Yup. Assuming the sample sizes are statistically significant, the original paper clearly shows:
- On average, people estimate their ability around the 65th percentile (actual results) rather than the 50th (simulated random results) -- a significant difference
- That people's self-estimation increases with their actual ability, but only by a surprisingly small degree (actual results show a slight upwards trend, simulated random results are flat) -- another significant difference
The author's entire discussion of "autocorrelation" is a red herring that has nothing to do with anything. Their randomly-generated results do not match what the original paper shows.
None of this really sheds much light on to what degree the results can be or have been robustly replicated, of course. But there's nothing inherently problematic whatsoever about the way it's visualized. (It would be nice to see bars for variance, though.)
The autocorrelation is important to show that it's transformation to D-K plot will always give you the D-K affect for independent variables.
However, the focus on autocorrelation is not very illuminating. We can explain the behaviors found quite easily:
- If everyone's self-assessment score are (uniformally) random guesses, then the average self-assessment score for any quantile is 50%. Then of course those of lower quantile (less skilled) are overestimating.

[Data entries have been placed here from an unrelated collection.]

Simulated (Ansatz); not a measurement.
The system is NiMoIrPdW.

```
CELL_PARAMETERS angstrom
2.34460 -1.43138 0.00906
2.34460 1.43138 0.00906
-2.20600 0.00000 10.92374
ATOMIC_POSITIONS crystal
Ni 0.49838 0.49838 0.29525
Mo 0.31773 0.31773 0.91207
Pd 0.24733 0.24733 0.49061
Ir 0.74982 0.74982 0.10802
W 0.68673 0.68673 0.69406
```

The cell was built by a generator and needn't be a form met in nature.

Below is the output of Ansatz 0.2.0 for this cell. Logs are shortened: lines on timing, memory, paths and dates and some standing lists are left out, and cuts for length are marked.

- If self-assessment score vs actual score are dependent proportionally, then the average of each quantile is always at least it's quantile value. This is the D-K effect, which is weaker as the correlation grows.
-The opposite is true for disproportional relation.
So, the D-K plot is extremely sensitive to correlations and can easily over-exaggerate the weakest of correlations.
> "On average, people estimate their ability around the 65th percentile (actual results) rather than the 50th (simulated random results) -- a significant difference"
This is a different issue than D-K. The D-K hypothesis is that self assessment and actual performance are less correlated for weaker than higher performing individuals. People think they're better than average is a different (and much less controversial) bias.
---
[DK-Effect] : I totally know I scored at least a 30% on that test, and that's certainly way better than average (it's not). [Actually scored 10%]
[No DK-Effect] : I totally know I scored at least a 30% on that test, and that's certainly way better than average (it's not). [Actually scored 30%]
> The D-K hypothesis is that self assessment and actual performance are less correlated for weaker than higher performing individuals.
Isn't that what the graph shows? The bottom quartile group is guessing almost 50 percentile points higher than their actual performance, whereas the top quartile is at most 15 points off.
They're all guessing somewhere between the 60th and 75th percentiles (i.e. "I'm a bit better than average") - with some upwards trend since the high performers seem to at least know they have some skill, although not very accurately. It's just that for the poor performers, a guess of the 60th percentile wayyy off the mark.
EDIT: Something important for the rest of this post. In case it's not clear, the graph is showing your percentile ranking within the group - not your actual score.
Nope, because there's an interesting statistical trick in play. Imagine you take 100 highly skilled physicists and give them some lengthy series of otherwise relatively basic physics questions. Everybody is going to rate their predicted performance as high. But some people will miss some questions simply due to silly mistakes or whatever. And those people would end up on the bottom 10% of this group, even if the difference between #1 and #100 was e.g. 0.5 points. Graph it as D-K did, and you'd show a huge Dunning Kruger effect, even when there is obviously nothing of the sort.
In fact the fewer differences in ability within a group, and the greater the relative ease of a task, the bigger the Dunning-Kruger effect you'd show. Because everybody will rate themselves relatively high, but you will always have a bottom 10%, even if they are practically identical to the top 10%.
You can see this most clearly in the original paper. They carried out 4 experiments. The one that was most objective and least subject to confounding variables was #2, where they asked people a series of LSAT based logic questions, and assessed their predicted vs actual results. And there was very little difference. Quoting the paper, "Participants did not, however, overestimate how many questions they answered correctly, M = 13.3 (perceived) vs. 12.9 (actual), t < 1. As in Study 1, perceptions of ability were positively related to actual ability, although in this case, not to a significant degree." Yet look at the graph for it, and again it shows some seemingly large D-K effect.
And there's even more issues with D-K, and especially experiment #1 (which is the one with the prettiest graph by far), but that's outside the scope of this post. I'm happy to get into it, if you are though. I find this all just kind of shocking and exceptionally interesting! I've referenced the D-K effect countless times in the past, never again after today!
Yes yes yes! I’m in the very same boat, and came to an epiphany that the ranking trick here, combined with some subjective questions (ability to appreciate humor - seriously!?), that these things hide almost everything about actual skill. Not only does it amplify mistakes, it also forces the participants to have to know something about their cohort. Having to guess your ranking fully explains the less than perfect correlation. It also undermines all claims about competence and incompetence. They’re not testing skill, they’re only testing ability to randomly guess the skill of others.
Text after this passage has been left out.